In French they call it “le paradoxe du fromage a trous,” or
“the holey-cheese paradox”:
The more there is of cheese, the more there are holes.
More there are holes, there is less cheese.
So the more cheese you have, the less cheese you have.
As I look at Doleful Creatures again, I see the holey-cheese
paradox all the way through it.
One of my beta readers said she enjoyed the latter half of
the novel more than the first half – and after re-reading the first 100 pages,
I have to agree with her. These first hundred pages are filled with those
cheesy holes. And what is there, well, it makes you wish you could eat the
holes rather than the cheese. So I’ve got some work to do to bring some cheese
in to mix with the holes I’ve already got.
And I’ve got to decide what holes
and what bits of cheese to toss as I bring in more cheese and more holes.
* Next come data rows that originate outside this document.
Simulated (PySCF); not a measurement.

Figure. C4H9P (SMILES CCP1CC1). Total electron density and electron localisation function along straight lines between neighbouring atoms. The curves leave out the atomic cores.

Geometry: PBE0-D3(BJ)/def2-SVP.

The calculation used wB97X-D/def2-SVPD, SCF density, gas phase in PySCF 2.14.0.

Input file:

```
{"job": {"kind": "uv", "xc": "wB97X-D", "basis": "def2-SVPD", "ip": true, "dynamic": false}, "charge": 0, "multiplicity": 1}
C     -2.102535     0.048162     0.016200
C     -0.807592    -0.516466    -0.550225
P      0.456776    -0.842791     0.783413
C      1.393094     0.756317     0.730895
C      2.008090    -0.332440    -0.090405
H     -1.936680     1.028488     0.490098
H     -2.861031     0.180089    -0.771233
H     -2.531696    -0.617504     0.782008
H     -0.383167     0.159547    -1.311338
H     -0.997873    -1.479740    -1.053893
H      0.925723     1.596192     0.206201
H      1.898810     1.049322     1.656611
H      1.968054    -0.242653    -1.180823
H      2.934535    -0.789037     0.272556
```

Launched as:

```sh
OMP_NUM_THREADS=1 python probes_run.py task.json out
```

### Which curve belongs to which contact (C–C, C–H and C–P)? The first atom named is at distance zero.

Before I let this metaphor get away from me completely: I’m
still VERY excited about this book. I think I can pull it together, after lucky
Revision No. 13.
But I’m not going to start that revision until I finish
reading the entire book, and see where the holes stand and where the cheese
lies.
The first part of the book is weak on characterization – I’m
more than ten chapters in on this read
and have YET to encounter Aloysius, one of the main characters from the tail
end of the book. He’s there in those pages, but in an earlier form, which this
book was not what the second half came to be. How did I ever think this was
ready to send to a publisher? I just don’t know.
The balance here will be bringing in the right amount of
cheese and holes, so I end up with what looks like a complete ball of cheese,
not one cobbled together from a few cheese balls, which is what I have now.